Djere jumped ahead in the tie break 4-0 before Cecchinato could respond. The Serbian finished strong and won the tie break 7-3, thanks to a well-placed backhand winner up the line that capped an 11-shot rally. It extended Djere’s good fortune of as he came into the final having dropped just one set all week (against Lorenzo Musetti during Saturday’s semifinal).

As the second set unfolded, Djere missed an opportunity to take a commanding 3-0 lead after breaking Cecchinato in the second game to go ahead 2-0. Instead, he was broken by the Italian after hitting a forehand long on the fifth shot of another developing rally, and Cecchinato consolidated the break for 2-all. Then, Djere saved two break points in the next game but Cecchinato won his third straight game when the Serbian hit a forehand long.
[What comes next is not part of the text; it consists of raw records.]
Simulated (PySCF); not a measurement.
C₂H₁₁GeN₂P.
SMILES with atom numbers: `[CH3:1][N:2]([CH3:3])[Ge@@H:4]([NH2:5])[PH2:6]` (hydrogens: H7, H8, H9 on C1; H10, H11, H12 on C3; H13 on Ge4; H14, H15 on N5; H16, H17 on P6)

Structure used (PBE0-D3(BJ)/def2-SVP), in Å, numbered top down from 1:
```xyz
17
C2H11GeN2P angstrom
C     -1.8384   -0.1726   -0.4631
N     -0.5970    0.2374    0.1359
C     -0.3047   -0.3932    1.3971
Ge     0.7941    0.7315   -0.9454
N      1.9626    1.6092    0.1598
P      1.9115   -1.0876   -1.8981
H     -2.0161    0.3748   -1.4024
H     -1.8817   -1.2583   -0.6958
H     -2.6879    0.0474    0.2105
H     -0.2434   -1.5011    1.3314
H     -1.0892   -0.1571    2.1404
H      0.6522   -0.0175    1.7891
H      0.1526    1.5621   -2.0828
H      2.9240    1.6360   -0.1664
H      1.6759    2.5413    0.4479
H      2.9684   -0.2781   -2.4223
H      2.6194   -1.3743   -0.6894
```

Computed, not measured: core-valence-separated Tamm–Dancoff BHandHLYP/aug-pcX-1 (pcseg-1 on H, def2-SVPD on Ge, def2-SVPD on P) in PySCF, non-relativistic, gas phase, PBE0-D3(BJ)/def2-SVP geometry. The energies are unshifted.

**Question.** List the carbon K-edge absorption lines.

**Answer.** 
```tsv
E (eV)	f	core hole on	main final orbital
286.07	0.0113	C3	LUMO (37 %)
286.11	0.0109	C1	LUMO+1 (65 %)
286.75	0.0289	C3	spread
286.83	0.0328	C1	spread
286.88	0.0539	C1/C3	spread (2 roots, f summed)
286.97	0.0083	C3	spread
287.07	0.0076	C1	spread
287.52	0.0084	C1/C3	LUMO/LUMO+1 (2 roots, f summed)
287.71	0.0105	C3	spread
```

However, Djere recovered nicely and broke back by winning a 20-point marathon game to level the set at 3-all. He consolidated the break by hitting his third ace for a 4-3 lead, then held in his ensuing service game for a 5-4 advantage. Although Djere gained a championship point in the next game, he seemed too eager to close it out and, instead, netted a weak return for deuce. It gave Cecchinato an opening and he hit an overhead winner to hold for 5-all.

After Djere held serve for 6-5, he gained a second championship point against Cecchinato at 15-40 but wasn’t able to capitalize of the opportunity. A third championship point at 30-40 was nullified when he hit a demonstrative forehand return wide going for it all. Finally, on his fourth championship point, Djere made it count. He hit a solid backhand off Cecchinato’s second serve that clipped the baseline for game, set, match, championship.

The title victory lifts Djere into the Top 60 at No. 53.

Despite the loss, Cecchinato, who is expected to rise in the rankings to No. 77 on Monday, was upbeat during his virtual videoconference. “When you lose a final, it is a tough moment. But I leave here with so many positive things because now I am come back to the Top 100,” he said. “I am very happy for this. … I stayed very focused on my game during the match from the first to the last point. There are so many positive things from the past few weeks.”

Clay is Djere’s natural surface

Eleven of the 13 tour-level victories Laslo Djere has earned this year have been on clay. Before capturing the title in Sardinia, Djere was a semifinalist on clay in both Córdoba and Kitzbühel. Both of Djere’s titles have been on clay, first at Rio de Janeiro last year and now in Sardinia.

“I grew up on clay. When I was a kid, I mostly practiced on clay. It is natural for me,” Djere said. “The movements are natural for me. The surface compliments my game style. I play with a lot of top spin, especially on the forehand so I can adapt really fast on clay.

“My main focus is to improve my game on hard courts. So far it is improving, but it could be better. I wish [the improvement] was a little bit faster and I hope I can find a way to be as good on hard courts as [I am] on clay.”